{ First, let's have a little applause for Leo for implementing the new
lexical scheme in, what, a week? He says it was only a half-day's
work, too. Nice work, dude! }
First some background for those of you who haven't read pdd20:
* Read pdd20.
But if you don't have time:
* LexPads are PMCs that provide a hash-like interface to lexical
variables.
* Each call frame may optionally have a LexPad.
Now, on to the idea:
HLLs need introspection on call frames and their lexicals. I figure
the easiest way to support HLL introspection of call frames is to make
call frames be PMCs. They would have METHODs like:
get_sub() # returns the subroutine being executed
get_lexicals() # returns the LexPad, or Null if none
get_caller() # returns the parent call frame
etc. We'd probably only need one new opcode, if that: something like
$P0 = callframe
to return the current call frame, which could then be walked with
get_caller(). I suppose we could toss it a version that takes an
INTVAL like:
$P0 = callframe 1
to walk up that many frames.
(Also, incidentally, Continuations would have METHOD get_frame().)
Now on to the questions, mostly for Leo:
(1) If this were implemented naively, would it be a significant
slowdown?
(2) How about hacks/cheats to make it fast?

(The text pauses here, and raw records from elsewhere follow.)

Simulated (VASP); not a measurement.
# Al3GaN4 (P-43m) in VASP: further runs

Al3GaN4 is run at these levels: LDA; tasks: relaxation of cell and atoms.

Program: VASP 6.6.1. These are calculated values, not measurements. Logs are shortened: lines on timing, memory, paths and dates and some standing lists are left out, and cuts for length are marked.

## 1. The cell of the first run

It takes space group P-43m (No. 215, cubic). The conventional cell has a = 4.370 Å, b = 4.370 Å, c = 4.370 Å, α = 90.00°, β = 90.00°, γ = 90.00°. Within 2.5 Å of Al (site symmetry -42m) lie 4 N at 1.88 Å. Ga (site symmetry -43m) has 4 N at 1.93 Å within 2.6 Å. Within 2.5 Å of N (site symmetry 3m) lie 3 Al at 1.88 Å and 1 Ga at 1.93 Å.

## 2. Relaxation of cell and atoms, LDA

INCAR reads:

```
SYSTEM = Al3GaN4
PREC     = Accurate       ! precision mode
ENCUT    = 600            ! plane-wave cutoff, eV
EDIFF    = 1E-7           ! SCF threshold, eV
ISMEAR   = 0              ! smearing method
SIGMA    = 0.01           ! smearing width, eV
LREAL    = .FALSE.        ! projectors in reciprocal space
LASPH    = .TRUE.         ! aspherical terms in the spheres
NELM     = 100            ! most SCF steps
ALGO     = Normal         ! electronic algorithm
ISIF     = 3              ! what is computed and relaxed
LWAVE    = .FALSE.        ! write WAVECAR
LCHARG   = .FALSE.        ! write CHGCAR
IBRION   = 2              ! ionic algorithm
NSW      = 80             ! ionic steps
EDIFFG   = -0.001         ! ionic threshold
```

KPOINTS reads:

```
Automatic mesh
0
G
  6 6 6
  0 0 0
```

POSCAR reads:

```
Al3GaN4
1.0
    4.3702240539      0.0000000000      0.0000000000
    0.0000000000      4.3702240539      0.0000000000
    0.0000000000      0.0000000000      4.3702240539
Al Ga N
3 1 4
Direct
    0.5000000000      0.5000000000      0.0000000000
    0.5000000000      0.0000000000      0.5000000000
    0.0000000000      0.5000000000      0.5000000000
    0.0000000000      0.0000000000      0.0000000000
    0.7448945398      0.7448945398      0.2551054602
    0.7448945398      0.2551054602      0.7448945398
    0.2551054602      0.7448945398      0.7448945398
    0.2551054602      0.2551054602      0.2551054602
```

(2a) For example, what if the internal call frame structure remains
its current non-PMC self, and the C<callframe> opcode actually creates
a _wrapper_ PMC? The only downside to that I could see is that PMC
identity would not callframe identity, and I could live with that if
it kept things fast.
(2b) Or maybe the PMC could be created on demand - only when the user
asks for it - and then cached in the low-level call frame structure,
so that would only need to be created once? This seems like the best
choice, assuming GC issues are manageable.